Much of the trouble has taken place at the Damascus Gate of Jerusalem’s Old City. During their holy month of Ramadan, Muslims often gather here in the evening after a day of fasting.

“So definitely, on Ramadan spiritual fervors are higher and this is exactly what people from Hamas like to, you know, hit the spot when people are already feeling more religious fervor,” Hassan-Nahoum told CBN News.

In a sermon given at Al Aksa mosque on the Temple Mount and posted online by 0202 Points of View from Jerusalem, however, Sheikh Dr. Mustafa Abu Sway condemned the attacks.  

“Only yesterday, a number of youngsters threw hot coffee on the face of an honorable Haredi man. These are religious people. Such behavior is not Islamic in any way, shape or form,” the Sheikh said.

“One of them laughed, came and threw hot coffee on his face - from where did he find justification for such an act? This is no laughing matter! We are obligated to conduct ourselves only according to the light of the morality of Islam,” Abu Sway added.
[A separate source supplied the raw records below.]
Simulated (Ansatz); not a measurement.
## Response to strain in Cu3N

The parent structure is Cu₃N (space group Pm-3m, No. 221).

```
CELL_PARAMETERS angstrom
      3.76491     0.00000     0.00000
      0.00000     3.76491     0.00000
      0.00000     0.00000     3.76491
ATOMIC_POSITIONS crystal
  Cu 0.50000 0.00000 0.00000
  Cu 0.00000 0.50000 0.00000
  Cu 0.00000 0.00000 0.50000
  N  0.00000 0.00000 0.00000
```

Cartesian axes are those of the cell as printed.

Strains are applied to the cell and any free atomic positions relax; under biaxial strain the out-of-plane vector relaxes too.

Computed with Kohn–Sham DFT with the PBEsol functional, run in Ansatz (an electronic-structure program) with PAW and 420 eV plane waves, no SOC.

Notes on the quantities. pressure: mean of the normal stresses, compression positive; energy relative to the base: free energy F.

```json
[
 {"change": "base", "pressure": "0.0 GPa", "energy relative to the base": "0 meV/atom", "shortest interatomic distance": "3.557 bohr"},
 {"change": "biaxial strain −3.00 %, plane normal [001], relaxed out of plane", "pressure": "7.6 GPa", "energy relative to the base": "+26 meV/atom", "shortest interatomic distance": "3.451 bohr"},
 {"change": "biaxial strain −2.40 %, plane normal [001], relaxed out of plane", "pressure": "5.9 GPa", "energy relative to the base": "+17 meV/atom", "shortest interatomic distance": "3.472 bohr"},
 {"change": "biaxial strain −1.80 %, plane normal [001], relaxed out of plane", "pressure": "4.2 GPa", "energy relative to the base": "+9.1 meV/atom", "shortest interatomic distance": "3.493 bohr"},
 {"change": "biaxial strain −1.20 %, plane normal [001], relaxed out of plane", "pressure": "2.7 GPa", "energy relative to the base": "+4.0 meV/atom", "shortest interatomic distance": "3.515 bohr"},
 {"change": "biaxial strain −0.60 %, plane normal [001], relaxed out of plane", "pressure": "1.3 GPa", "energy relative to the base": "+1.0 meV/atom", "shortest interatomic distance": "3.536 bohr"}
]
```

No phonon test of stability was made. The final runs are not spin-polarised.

Complicating the matter though, is a small Jewish group called Lehava, which attacked Arabs in the streets of Jerusalem. The group opposes Jewish assimilation and is opposed to most personal relationships between Jews and non-Jews.

“They’re definitely a bunch of hooligans that are organized by a very horrible man with a sinister agenda. But this is a very small fringe group that everybody condemns including the mayor of Jerusalem,” Hassan-Nahoum said.  

“When they’re not attacking Arabs, they’re attacking all sorts of other people in the city, like the LGBT community for example,” she added.

CBN News has covered Lehava before… in 2019, the same group became violent in a protest against Messianic Jews at a Jerusalem congregation.

But Hassan-Nahoum feels there’s more to this recent outbreak. 

“I don’t think this violence, especially from the Arab side is spontaneous. I think there’s something more sinister behind it. We’ve seen the fact that the rocket fire started from Gaza to the southern Israeli towns at the same time.  

Marcus sees election politics as the source of this latest violence.

“In the past, when there’s talk about elections both Hamas and the Palestinian Authority would increase the violence and the terror. In fact, we’ve had full terror waves in the past, because the way Hamas and Fatah, compete for votes and compete for popularity is through terror and killing Israelis,” Marcus told CBN News.

Marcus uses the 2014 Gaza War against Israel as a prime example.  That year, Palestinian election polls showed the Fatah party clearly leading over Hamas.  Sensing a loss, Hamas kidnaped and murdered three Israelis as they waited for a bus in the West bank.  That led to war, Hamas rose in the polls and the elections were cancelled.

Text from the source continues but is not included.